Finally, using the upper bounds found to the items (i)–(v), from the inequality (16) we conclude that

$$\begin{array}{cc}\hfill |a_5|\le & \frac{1}{4\left(1+4\alpha \right)}\{\frac{1}{2}\left(max\left\{1;\frac{\left|27{\alpha }^2-20\alpha +1\right|}{9{\alpha }^2+12\alpha +3}\right\}+1\right)\hfill \\ \hfill & +\frac{|{\Phi }_1\left(\alpha \right)\left|\right|{\Phi }_2\left(\alpha \right)|}{18\left(1+3\alpha \right){\left(1+2\alpha \right)}^2{\left(1+\alpha \right)}^2}+\mathrm{M}\left(\alpha \right)\}.\hfill \end{array}$$

□

Remark 2.

A simple computation shows that the upper bounds obtained in the Theorem 1 could be written in the following forms:

$$|a_3|\le \left\{\begin{array}{ccc}{\displaystyle \frac{3\alpha +1}{2(1+2\alpha ){(1+\alpha )}^2}},\hfill & \mathrm{if}\hfill & 0\le \alpha \le 1,\hfill \\ {\displaystyle \frac{1}{2(1+2\alpha )}},\hfill & \mathrm{if}\hfill & \alpha \ge 1,\hfill \end{array}\right.$$

and

$$|a_4|\le \left\{\begin{array}{ccc}{\displaystyle \frac{2{\alpha }^4+52{\alpha }^3+57{\alpha }^2+50\alpha +7}{18\left(1+3\alpha \right)\left(1+2\alpha \right){\left(1+\alpha \right)}^3}},\hfill & \mathrm{if}\hfill & 0\le \alpha \le {\displaystyle \frac{9+\sqrt{97}}{8}},\hfill \\ {\displaystyle \frac{14{\alpha }^4+49{\alpha }^3+12{\alpha }^2+17\alpha +4}{18\left(1+3\alpha \right)\left(1+2\alpha \right){\left(1+\alpha \right)}^3}},\hfill & \mathrm{if}\hfill & \alpha \ge {\displaystyle \frac{9+\sqrt{97}}{8}}.\hfill \end{array}\right.$$

For $\alpha =0$ and $\alpha =1$, Theorem 1 reduces to the following corollary:

Corollary 1.(i) If $f\in {\mathcal{S}}_{sin}^{*}$ has the form (1), then

$$|a_2|\le 1,|a_3|\le \frac{1}{2},|a_4|\le \frac{7}{18},\left|a_5\right|\le \frac{25}{72}.$$

(ii) If $f\in {\mathcal{S}}_{sin}^c$ has the form (1), then

$$|a_2|\le \frac{1}{2},|a_3|\le \frac{1}{6},|a_4|\le \frac{7}{72},\left|a_5\right|\le \frac{145}{18}.$$

Remark 3.

The upper bounds given by Theorem 1 are not the best possible, excepting those for the first two coefficients.
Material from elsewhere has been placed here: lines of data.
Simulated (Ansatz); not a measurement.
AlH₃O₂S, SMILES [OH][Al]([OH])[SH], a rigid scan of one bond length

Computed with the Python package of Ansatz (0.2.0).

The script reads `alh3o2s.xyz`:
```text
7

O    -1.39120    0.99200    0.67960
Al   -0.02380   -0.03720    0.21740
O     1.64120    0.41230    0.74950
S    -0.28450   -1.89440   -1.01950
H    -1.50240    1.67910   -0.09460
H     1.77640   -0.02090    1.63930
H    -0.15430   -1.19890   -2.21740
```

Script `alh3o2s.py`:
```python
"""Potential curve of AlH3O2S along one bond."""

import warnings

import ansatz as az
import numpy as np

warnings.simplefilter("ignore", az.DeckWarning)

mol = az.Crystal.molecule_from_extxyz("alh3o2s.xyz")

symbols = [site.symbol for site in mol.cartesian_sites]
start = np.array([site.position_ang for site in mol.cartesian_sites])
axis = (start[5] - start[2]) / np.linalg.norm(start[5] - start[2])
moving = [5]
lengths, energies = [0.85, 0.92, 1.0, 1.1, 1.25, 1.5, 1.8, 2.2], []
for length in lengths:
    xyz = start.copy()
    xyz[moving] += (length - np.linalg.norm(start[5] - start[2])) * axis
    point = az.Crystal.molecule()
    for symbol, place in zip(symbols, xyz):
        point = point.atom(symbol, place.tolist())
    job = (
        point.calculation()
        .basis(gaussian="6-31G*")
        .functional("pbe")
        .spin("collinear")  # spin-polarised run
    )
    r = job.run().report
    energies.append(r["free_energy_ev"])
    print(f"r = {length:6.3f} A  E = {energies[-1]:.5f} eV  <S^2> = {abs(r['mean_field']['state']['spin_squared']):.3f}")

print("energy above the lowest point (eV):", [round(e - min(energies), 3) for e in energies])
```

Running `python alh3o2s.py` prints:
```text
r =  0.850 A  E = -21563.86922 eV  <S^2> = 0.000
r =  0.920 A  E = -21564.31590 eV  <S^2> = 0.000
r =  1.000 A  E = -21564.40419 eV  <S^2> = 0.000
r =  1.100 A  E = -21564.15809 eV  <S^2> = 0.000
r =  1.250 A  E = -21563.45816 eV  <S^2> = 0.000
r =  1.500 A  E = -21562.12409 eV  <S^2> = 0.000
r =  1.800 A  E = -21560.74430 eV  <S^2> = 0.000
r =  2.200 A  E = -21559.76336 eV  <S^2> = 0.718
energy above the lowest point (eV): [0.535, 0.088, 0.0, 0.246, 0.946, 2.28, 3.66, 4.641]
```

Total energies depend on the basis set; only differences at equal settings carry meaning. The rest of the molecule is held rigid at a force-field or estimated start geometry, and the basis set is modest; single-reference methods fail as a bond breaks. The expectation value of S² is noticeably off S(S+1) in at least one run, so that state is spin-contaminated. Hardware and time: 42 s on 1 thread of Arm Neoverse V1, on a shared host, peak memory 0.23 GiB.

(i) Thus, for the case $\alpha =0$, the function

$$\widehat{f}\left(z\right):=zexp\left({\int }_0^z\frac{sin\left(ct\right)}{t}\mathrm{d}t\right)=z+c{z}^2+\frac{c^2}{2}{z}^3+\frac{c^3}{9}{z}^4-\frac{c^4}{72}{z}^5-\cdots ,z\in \mathbb{D},\mathrm{with}\left|c\right|=1,$$

is the solution $\widehat{f}\in \mathcal{T}$ of the differential equation ${\displaystyle \frac{z{\widehat{f}}^{\prime }\left(z\right)}{\widehat{f}\left(z\right)}}=1+sin\left(cz\right)$, $\left|c\right|=1$, therefore $\widehat{f}\in {\mathcal{S}}_{sin}^{*}:={\mathcal{M}}_0(sin)$. For $\widehat{f}$ we have

$$|a_2|=1,|a_3|={\displaystyle \frac{1}{2}},|a_4|=\frac{1}{9}<\frac{7}{18},\left|a_5\right|={\displaystyle \frac{1}{72}}<{\displaystyle \frac{25}{72}},$$

hence the estimations given by Theorem 1 are not sharp for $|a_4|$ and $|a_5|$.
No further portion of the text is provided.